Erika is a wife, mom and author of the [another!] mommy blog, Cole Train of Thought. She has a three year old son, a one year old daughter and a stay at home husband. She hasn’t yet found anything that covers the grey completely, but blogging helps. And she’s completely willing to admit that the three year old calls the shots. . .always.
When Diana asked for guest bloggers, I jumped. I love Hormonal Imbalances. I love it because Diana always manages to say what I’m thinking; especially when I don’t want to say it. Having been a SAHM for over 2 years, I’ve recently gone back to work, and I’ve really appreciated living the SAHM-life vicariously though Diana.
And, yes. I miss it. But I suppose that’s a case of greener grass. And a story for another day.
Tomorrow, we start daycare. My three year old son, Cole and one year old daughter, Matilda, will start their transition from in-the-home-care by attending a day care center two days a week. And Bill, my husband, is just pouring positivity all over the place by thinking my sweet babies will transition easily from the one-of-a-kind care only a mother can give. Okay, the care of a mommy . . .and since I’ve been working. . .the care of a stay at home daddy (Right? Am I the luckiest ever?!?).
I’m an educated woman. I get it. I know my children really need interaction with other children. And because we don’t have a ton of opportunity in my area for playgroups, daycare will be perfect. It will be days filled with other kids, pulling hair and grabbing toys, swapping germs, and 20-minute activities that have been established by people with degrees in things like “Living Sanely with Two-Year Olds and Still Managing to Shower Daily”. Degrees in things that I clearly know nothing about.
So I have decided to trust my inner mommy-ness, to get it together, and hop on the daycare bandwagon. And in preparation, I have created my 10 Commandments to Starting Daycare.
A first-timer’s 10 Commandments to Starting Daycare
I – Thy will not be fooled to think the morning will go as planned. This is for everyone’s benefit. I will, however, try my hardest to control every part of the morning. I will make breakfast. I will feed them. I will choose their clothes. I will dress them. I will pack every. single. item. that I could possibly think they might need. And then I’ll label it. Twice.

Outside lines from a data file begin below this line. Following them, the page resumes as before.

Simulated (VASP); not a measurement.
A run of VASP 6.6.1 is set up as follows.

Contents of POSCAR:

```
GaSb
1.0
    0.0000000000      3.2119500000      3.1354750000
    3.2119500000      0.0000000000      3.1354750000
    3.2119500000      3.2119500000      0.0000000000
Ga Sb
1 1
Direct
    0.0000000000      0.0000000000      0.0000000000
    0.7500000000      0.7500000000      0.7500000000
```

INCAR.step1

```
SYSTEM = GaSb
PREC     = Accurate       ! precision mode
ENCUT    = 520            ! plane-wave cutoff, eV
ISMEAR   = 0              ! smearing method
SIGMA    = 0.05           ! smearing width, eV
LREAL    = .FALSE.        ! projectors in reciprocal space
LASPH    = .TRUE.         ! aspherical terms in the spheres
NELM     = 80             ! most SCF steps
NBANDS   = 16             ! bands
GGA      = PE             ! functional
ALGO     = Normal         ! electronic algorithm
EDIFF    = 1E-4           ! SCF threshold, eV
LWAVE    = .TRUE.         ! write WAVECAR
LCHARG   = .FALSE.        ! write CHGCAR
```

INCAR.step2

II – Thy will not wear mascara. Enough said.
III – Thy will not compare myself to the staff or the staff to me. This is two-fold. Firstly, I won’t compare because they can’t take the place of the mommy (repeat until you believe it, repeat, repeat). But more importantly, I won’t compare myself to them in the way they’re able (and actually prefer) to surround themselves with gaggles of small children and somehow don’t lose their minds. Because I only have two. And most days? It requires wine.
IV – Thy will try really, really hard not to bathe them immediately after coming home. But I can’t promise anything.
V – Thy will not decorate my office in arts and crafts from daycare. At least not immediately. No, that’s a lie. I probably will. Starting the day after tomorrow.
VI– Thy will not hover. You know that scene in Finding Nemo, where the dad is telling the stingray-teacher all of Nemo’s idiosyncrasies? And the stingray-teacher is trying to get away, and Nemo is totally embarrassed and really the dad just looks like this insane control-freak-panicky-anxiety-prone-parent? Yeah. I’m not like that at all.
VII– Thy will not phone the daycare unless it is an emergency. Although, wouldn’t it be nice if they had a live webcam on their website like some of those doggy daycare places do? Hmmm. . .maybe they have a suggestion box.
VIII – Thy will try to be better about keeping to their new schedule. Naptimes, bedtimes, lunchtimes need to be in sync with their everyday schedule; and no longer with mine.
IX – Thy won’t take it personally when they love school, as they inevitably will. Of course they’re going to love it. We researched and chose a place that is perfect for them. And who wouldn’t love playing with friends all day with a bunch of new toys, and something new to smear every 20 minutes? Their love of school has nothing to do with my success as their first teacher. I need to remember this.
X – Thy will not feel guilty for going back to work. If I ruled the world, I would be a SAHM forever but that’s not our reality. I have been very fortunate to have been able to stay home while I could, and now I need to embrace my life as a working mom and not look back. Daycare is a baby step. But the rest truly comes from realizing that I need to be the best parent I can be and I can’t focus on being a great parent while I’m wrestling with unnecessary guilt. End. Of. Story. And daycare is fantastic. It’ll be a ton of fun for them, while allowing me to focus on my contribution as a working adult.
Ahhhh. . .say it with me. . .a working adult. I might just get used to the sound of that.